Tuesday, September 28, 2010

30 Day Book Meme - Day 10

Day 10 - A book you thought you wouldn’t like but ended up loving

Divine Secrets of the Ya-Ya Sisterhood by Rebecca Wells. Normally it's not my kind of thing at all, but after seeing the movie, I decided to give it a try and Wow! Did I love it! The way Wells captured the period and locale, her characters and their complicated relationships just sucked me right in. I couldn't put it down and had to find out what happened to take Sidda and Vivi to the point of breaking the mother-daughter bond. I didn't, however, read its prequel, Little Altars Everywhere - somehow, it just didn't appeal. Maybe I should try it, though...

Care to share which book surprised you?


Sunday, September 26, 2010

30 Day Book Meme - Day 09

Day 09 - Best scene ever: The reunion scene in Sharon Kay Penman's Here be Dragons.

Please be advised - there are spoilers in this blog post, so if you still haven't read Here Be Dragons and intend to do so, you might not want to read any further. Ok - that said, my favourite scene ever in a book is the reunion between Llewelyn and Joanna, close to the end. Though their marriage was for the most part a happy one and they genuinely loved each other, tensions did exist which, at one point, drove her into the arms of another man. Llewelyn banished her when he found out, and tried to move on with his life.

Meanwhile, Joanna spends her exile torn up with guilt and grief, so when Llewelyn comes to see her after close to a year apart, she once again begs for his forgiveness. Though his trust and heart were broken by her betrayal, he acknowledges that he was not perfect and realizes that his love for her is strong enough to overcome it. The moment when Llewelyn gives into his love for Joanna always brings me to tears, these lines in particular - as he makes his decision, after she asks if he yet knows what he will do about her:

"I've always known what I ought to do.' He reached for a starnd of her hair, entiwined it about his fingers. "But now...now I know what I want to do."

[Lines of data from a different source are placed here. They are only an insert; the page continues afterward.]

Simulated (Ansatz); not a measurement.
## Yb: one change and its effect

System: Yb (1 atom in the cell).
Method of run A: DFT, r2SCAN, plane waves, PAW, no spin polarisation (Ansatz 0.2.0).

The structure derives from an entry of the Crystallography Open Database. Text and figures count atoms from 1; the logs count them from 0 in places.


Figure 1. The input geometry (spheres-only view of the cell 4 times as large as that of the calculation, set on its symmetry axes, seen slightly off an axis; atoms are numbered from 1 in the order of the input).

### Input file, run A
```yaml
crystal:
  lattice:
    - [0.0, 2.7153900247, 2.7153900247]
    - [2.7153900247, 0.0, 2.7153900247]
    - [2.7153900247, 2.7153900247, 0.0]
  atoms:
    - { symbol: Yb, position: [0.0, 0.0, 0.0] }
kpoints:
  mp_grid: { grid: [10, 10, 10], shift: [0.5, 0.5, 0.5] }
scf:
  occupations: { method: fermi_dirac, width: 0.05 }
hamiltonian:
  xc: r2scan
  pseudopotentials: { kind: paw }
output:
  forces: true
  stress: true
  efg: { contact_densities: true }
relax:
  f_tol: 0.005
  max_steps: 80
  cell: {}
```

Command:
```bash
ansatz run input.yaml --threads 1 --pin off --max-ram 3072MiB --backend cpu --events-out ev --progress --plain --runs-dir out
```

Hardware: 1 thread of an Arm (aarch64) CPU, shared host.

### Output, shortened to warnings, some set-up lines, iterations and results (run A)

"What?" she whispered, not daring to move, to risk breaking the spell.

"This," he said, and leaned toward her. The kiss was very gentle, almost tentative... (1)

No-one will ever really know the true feelings that existed in their very political marriage, but Penman's imagining of it has always rung true for me, especially given that Llewelyn established a monastery to honour Joanna at Llanfaes after her death in 1237.

What scene do you think is the best you've ever read?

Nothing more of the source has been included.